Inspenet, August 24, 2023.
Tokyo Electric Power (TEPCO), the company responsible for the nuclear power plant in northeast Japan, announced last Wednesday that it had begun the final stages of preparation to discharge the water from the Fukushima plant into the ocean .
TEPCO reported that it transferred approximately 1 m 3 of this water, previously filtered to remove radioactive elements, excluding tritium, and that it has mixed this amount with 1,200 m 3 of seawater.
The concentration of tritium in this mixture was evaluated to ensure that it was below the radioactivity level established for its release into the Pacific Ocean, which is 1,500 becquerels (Bq) per liter, according to TEPCO.
According to specialists, only high concentrations of tritium represent a health risk.
Over the next three decades, Japan intends to release more than 1.3 million m3 of water from the Fukushima power plant, coming from rainwater and groundwater, as well as from the injections necessary to cool the cores of the reactors that suffered meltdowns due to the tsunami of March 2011 that devastated the northeast coast of the country.
Despite the validation and supervision of the Japanese plan by the International Atomic Energy Agency (IAEA), China has not been reassured and, since July, has imposed restrictions on the importation of Japanese products. In line with this move, Hong Kong also implemented similar restrictions on Tuesday.

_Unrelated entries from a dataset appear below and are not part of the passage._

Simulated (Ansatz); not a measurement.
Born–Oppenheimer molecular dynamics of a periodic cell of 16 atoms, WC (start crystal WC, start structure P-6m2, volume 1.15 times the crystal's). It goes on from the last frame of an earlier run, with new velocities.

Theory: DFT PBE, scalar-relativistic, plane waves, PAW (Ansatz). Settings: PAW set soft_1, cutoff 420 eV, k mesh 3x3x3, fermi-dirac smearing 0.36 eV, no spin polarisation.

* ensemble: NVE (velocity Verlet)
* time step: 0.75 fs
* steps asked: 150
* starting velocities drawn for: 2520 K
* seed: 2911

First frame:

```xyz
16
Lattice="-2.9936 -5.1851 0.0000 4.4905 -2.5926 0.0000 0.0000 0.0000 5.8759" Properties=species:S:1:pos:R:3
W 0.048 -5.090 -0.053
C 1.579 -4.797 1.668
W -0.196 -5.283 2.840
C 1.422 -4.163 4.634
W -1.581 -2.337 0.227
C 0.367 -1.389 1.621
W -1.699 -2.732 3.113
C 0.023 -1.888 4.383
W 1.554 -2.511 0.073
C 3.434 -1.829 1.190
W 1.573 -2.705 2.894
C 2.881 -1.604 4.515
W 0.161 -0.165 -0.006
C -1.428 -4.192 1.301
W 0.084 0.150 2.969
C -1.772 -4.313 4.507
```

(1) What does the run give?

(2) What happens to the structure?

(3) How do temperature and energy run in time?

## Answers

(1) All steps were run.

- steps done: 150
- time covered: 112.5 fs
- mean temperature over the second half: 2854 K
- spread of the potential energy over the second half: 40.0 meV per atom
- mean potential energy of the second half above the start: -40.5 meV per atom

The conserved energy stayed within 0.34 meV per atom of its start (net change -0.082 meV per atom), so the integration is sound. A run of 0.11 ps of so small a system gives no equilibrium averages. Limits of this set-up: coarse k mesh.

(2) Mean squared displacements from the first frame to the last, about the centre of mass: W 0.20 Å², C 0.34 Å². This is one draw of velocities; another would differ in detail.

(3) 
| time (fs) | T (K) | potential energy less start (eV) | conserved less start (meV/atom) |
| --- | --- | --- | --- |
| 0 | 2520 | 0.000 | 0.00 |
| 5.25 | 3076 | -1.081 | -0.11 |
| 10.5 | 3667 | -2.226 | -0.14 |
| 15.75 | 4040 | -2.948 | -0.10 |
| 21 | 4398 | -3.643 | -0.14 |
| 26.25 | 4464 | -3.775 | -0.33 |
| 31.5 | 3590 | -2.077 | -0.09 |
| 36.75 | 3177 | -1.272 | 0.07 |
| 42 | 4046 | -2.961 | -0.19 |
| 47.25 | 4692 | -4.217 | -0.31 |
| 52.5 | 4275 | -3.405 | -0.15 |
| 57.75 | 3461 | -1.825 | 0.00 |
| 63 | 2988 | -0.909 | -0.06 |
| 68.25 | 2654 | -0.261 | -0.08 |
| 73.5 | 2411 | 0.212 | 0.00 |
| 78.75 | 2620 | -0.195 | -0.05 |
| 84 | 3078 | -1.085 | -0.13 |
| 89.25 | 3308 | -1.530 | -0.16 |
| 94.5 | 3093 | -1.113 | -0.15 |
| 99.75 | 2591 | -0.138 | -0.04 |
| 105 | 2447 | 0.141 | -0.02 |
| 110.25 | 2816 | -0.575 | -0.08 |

Likewise, Tokyo has indicated that radioactive discharges from Chinese plants considerably exceed the levels expected in Fukushima, which leads analysts to think that Beijing’s position is probably linked to the existing tensions between China and Japan.
The discharge of water from the Fukushima plant began
The release of treated wastewater from the Fukushima nuclear plant into the ocean has sparked immediate reactions and outrage from China.
Vice Foreign Minister Sun Weidong has summoned Japan’s ambassador to China Hideo Tarumi to make a formal statement after Japan’s announcement, according to a statement issued by the Foreign Ministry.
“The ocean is the property of all mankind, it is not the place where Japan can arbitrarily release polluted water,” Chinese diplomatic spokesman Wang Wenbin told reporters on Tuesday.
Both the Japanese government and TEPCO, the company responsible for the plant, affirm, backed by the United Nations nuclear agency, that after being treated, the water will not pose a threat to health or the environment, since it has been removed most radioactive substances .
However, the local fishing community is concerned about the negative reputational impact of their products. In addition, both China and the semi-autonomous city of Hong Kong have established bans on the importation of food from Japan.